By Jason Kosena
THE COLORADO STATESMAN
Months before Scott McInnis announced his campaign to unseat Gov. Bill Ritter in 2010, the former congressman spent more than $13,000 of the donations made to his federal leadership Political Action Committee to solicit support for the Colorado Republican Party, according to an analysis by The Colorado Statesman of campaign finance reports filed with the Federal Election Commission on Friday, July 31.
McInnis, who represented the 3rd Congressional District from 1993 to 2005, used $13,399.97 from The Western Way Leadership PAC to fund two mailings promoting the Republican Party. The first letter, mailed in March, and the second, mailed in May, went to an undisclosed number of Colorado Republicans.
“The first letter was asking Colorado Republicans which direction they thought the party should head,” McInnis campaign spokesman Sean Duffy told The Statesman on Friday. “The second, in May, was a letter to promote what the party had done.”
The letters were printed and mailed by the Colorado Springs-based Advantage Marketing firm, owned by state Sen. Bill Cadman, R-Colorado Springs. The first mailing, which cost $7,250.76, was classified as “promotion” in the FEC report, while the second, which cost $6,149.21, was tagged “Political donation-Colorado Republicans.”
When contacted by The Statesman last week, Cadman confirmed his company had mailed the letters and referred all other questions to McInnis and The Western Way PAC.
“Yes. My company, Advantage Marketing, did provide mail (and) printing for the Western Way PAC,” Cadman said. “If you need further details please contact the PAC agent or review the PAC’s disclosure reports.”
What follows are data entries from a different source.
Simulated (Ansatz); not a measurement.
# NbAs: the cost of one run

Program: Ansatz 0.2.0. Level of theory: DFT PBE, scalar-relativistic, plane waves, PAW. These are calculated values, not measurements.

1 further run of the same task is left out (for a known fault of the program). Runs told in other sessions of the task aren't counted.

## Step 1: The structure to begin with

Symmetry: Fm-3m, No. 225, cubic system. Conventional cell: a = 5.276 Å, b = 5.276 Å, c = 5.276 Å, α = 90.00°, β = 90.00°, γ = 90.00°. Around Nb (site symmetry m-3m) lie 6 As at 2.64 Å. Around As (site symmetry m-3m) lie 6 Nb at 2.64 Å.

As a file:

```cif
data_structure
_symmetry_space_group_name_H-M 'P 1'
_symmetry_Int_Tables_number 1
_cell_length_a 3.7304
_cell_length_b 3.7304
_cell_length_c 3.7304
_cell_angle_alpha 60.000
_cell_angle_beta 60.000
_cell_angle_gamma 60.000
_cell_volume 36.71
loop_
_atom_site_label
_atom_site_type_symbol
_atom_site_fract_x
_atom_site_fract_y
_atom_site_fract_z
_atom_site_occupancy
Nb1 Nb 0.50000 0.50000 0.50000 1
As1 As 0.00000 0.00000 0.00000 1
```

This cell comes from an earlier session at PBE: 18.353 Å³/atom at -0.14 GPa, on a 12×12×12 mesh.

Under federal and state campaign laws, it’s legal to use PAC funds to promote a state political party, officials with the FEC and the Colorado Secretary of State’s Office told The Statesman last week. The officials said the donations would not have been legal had the PAC used Advantage Marketing as conduit for the donation to the state party.
“Advantage Marketing was used as a vendor to send out the letter,” said Duffy. “The money was not donated directly to the Colorado Republican Party (through Advantage Marketing). It was an expenditure made on behalf of the (Republican) Party.”
McInnis’ PAC did make a direct donation of $200 to the Colorado Republican Party in the first of week of April, according the FEC filing.
The Western Way PAC, which McInnis established in 2000, had nearly $750,000 cash on hand at the end of June. In addition to what it spent on the two mailings, the PAC put out $45,553.86 for clerical work, cell phone service and legal fees, with $11,400 of that going to charitable contributions during the first six months of 2009.
Although some people may view the expenditures used for the letters as a form of early campaigning, Colorado State University political science professor John Straayer said it’s commonplace for politicians to keep their name as public as they can while out of office.
“I see it as politics as usual,” Straayer said. “Any time someone is a candidate, or even envisions becoming one, they’ll do what they can to garner exposure and promote themselves.”
Straayer said people anticipating state legislative candidacy show up in the Capitol and get introduced on the floor, former State Treasurer Mark Hillman is continuing to write op ed pieces and every congressional member uses franking privileges to send information and questionnaires to constituents with their photo included.
“Sarah Palin Tweets and wants to write a book. Scott McInnis uses what resources he has to tell the GOP that Scott McInnis cares about the GOP,” Straayer said. “Aside from the question of using old campaign money for this, I see it as pretty standard stuff.”
According to The Statesman analysis, McInnis’ PAC was somewhat inactive during the months leading into the 2008 election. Other than clerical, banking and charitable donations made mostly to Western Slope organizations and Mesa State College, The Western Way gave only one political donation in 2008 — a $10,000 expenditure to the Western Heritage 527, which is led by McInnis campaign advisor and former D.C. staffer Mike Hesse.